In the field, he reminds you slightly of his uncle. Graeme caught virtually everything that went his way, but quite clearly, fielding was something you in between batting. Not so much a discipline in its own right, but the stuff that comes before the pudding.

And yet you wonder about Shaun. At times he seems a very young 26-year-old. In England two years ago, a cynic seemed to sum him up nicely: "He still giggles when someone farts in the dressing room."

The truth is that Shaun Pollock sometimes seems young beyond his years. In many ways this is an enviable quality, but does it a good captain make?

In some quarters the view is held that Pollock might be keeping the job warm for Mark Boucher in a couple of years' time. Boucher, certainly, matured astonishingly as a cricket last summer. It might be no exaggeration to suggest that he ended the summer a 20 percent better player than he had been during the World Cup.

He is a bit shy of experience at the highest level, and although he is learning all the time, may still have a little way to go. He looks, however, a more obvious leader of men than Pollock, but one who would be prepared to play a supporting role, for the time being at least.

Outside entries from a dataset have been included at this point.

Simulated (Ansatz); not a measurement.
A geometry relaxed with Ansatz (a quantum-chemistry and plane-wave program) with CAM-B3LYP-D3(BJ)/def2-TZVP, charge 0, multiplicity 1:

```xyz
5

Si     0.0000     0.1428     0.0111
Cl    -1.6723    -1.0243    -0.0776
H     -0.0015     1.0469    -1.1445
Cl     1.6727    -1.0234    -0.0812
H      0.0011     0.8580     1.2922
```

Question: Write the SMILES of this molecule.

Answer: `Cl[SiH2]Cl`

As a couple, the pair carry an enormous responsibility with the to Sri Lanka. Graham Ford is a still a relatively inexperienced coach at this level, although his self-effacing approach will probably be an advantage in the current circumstances.

Regular manager Goolam Rajah will not travel with the team today. He is recovering from a shoulder operation and the side will be taken across and looked after for the first two or three weeks by Doug Russell, the United Cricket Board's affable and regular liaison with touring teams to this country.

In the circumstances, though, having an understaffed, rather than beefed up, management team for the first post-Hansiegate tour is far from ideal. It will place additional pressure on Pollock and Boucher. How they cope with it could be a pointer to the future.